06 March 2012

New Energy? Same Old Stuff #nlpoli

After more than a year in office and the better part of six months after the last election, the Dunderdale Tories delivered their second throne speech opening a new session of the province’s legislature.

For a bunch that are supposedly anxious to break with the past, they spent a lot of time talking about how much things haven’t changed.

Get beyond the very long-winded introductory material that took every back to the middle of the 19th century, you will find a paragraph that includes a series of sentences that all began with “This is the Government that…”.

At the end, they are talking about a set of routine changes to the public tender act and the access to information law.  The latter is now two years overdue, having started in March 2010.

The speech then made an interesting reference to how the current administration spends public money.  At least one reporter heralded this bit as proof the Dunderdale Tories are serious about fiscal restraint and getting spending under control.

Yeah, well, that isn’t what’s in the speech.

The speech talks about “a long-term, multi-year approach”.  Then it talks about how the government is “determined to achieve efficiencies” and  “to maximize the value of every public dollar spent”.

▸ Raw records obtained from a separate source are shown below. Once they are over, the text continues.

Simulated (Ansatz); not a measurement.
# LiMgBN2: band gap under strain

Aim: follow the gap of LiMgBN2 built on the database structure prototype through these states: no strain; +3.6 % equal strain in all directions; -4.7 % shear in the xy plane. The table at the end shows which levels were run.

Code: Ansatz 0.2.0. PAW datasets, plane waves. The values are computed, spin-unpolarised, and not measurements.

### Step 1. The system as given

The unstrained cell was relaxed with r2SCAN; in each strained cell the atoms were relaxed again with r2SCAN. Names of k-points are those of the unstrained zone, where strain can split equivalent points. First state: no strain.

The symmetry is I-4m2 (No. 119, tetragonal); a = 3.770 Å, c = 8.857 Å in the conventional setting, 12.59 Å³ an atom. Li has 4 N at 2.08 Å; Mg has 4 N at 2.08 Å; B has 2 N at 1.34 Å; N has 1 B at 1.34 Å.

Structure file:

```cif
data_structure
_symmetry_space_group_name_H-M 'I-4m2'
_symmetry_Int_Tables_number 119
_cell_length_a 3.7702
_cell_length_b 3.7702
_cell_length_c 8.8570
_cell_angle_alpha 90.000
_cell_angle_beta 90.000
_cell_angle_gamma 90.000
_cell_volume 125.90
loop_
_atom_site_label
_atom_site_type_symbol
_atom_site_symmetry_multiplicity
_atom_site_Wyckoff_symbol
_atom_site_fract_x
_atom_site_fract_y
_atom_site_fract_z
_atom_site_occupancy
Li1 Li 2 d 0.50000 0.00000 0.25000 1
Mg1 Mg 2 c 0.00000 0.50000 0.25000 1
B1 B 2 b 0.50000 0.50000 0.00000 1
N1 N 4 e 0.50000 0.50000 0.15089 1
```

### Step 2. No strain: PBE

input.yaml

Not exactly anything concrete in that.

Then they repeat the commitment we’ve already heard:
Improving Newfoundland and Labrador’s debt position even more in the next 10 years to achieve the same per-capita debt as the Canadian average is a goal the province can reach through discipline in spending and the allocation of a significant portion of surpluses to debt reduction…
Sounds marvellous, doesn’t it?  No doubt someone could easily be fooled if they didn’t read the paragraph before that.  That’s where the government pledged they would stay the fiscal course:
to ensure we continue to live within our fiscal means.
Continue?  They haven’t been living within the public’s means as it is, so continuing would not be good at all.
And that debt thingy is a bit of old Tory verbal bullshit.  This is the government that like to claim they’ve reduced the public debt.  This is the government that included the claim about debt reduction in the throne speech:
Already, it has reduced the province’s burden of debt by more than a third from a high of $12 billion to an estimated $7.7 billion at March 31.
Problem is that the claim just isn’t true. 

It’s false.

A total crock of crap.

The gross public debt – the bit that determines the annual burden of servicing the debt – is more than $12 billion.  What the speech refers to is net debt, an accountant's calculation of assets and liabilities. 

This is the government that took every surplus and simply socked the money in the bank.
This is the government that put a tag on it to spend on the Muskrat Falls dam.

And that’s all they’ve done.

Take it altogether and you have words in the speech that might fool some people into believing it means spending control in the future.

But since this is the government that hasn’t been able to control its spending since at least 2005, this is the government that merely pledged to deliver more of the same.

Then they pledged to spend money on health care.  There’s a novel idea.

Then there’s a mention of a three year old change to child protection laws that is only just now finishing up.
Then there’s a reference to more of the same education and employment subsidy programs that have been in place for years as well as more spending on K-12 education.

When you get beyond that bit, the speech mentions a new poverty reduction strategy, as if the current one is finished.

There’s a reference to economic diversification but no sense of what the current administration understands that to mean actual changes to current policy.  On the contrary,  while so many parts of the province have grown more dependent on government spending, the throne speech uses exactly that – the references to Grand Falls-Windsor and Stephenville - as examples of how the government intends to move in the future.

And after all that there’s the obligatory recital of the Muskrat Falls project.

Nowhere in the throne speech is there a single significant new idea of any kind.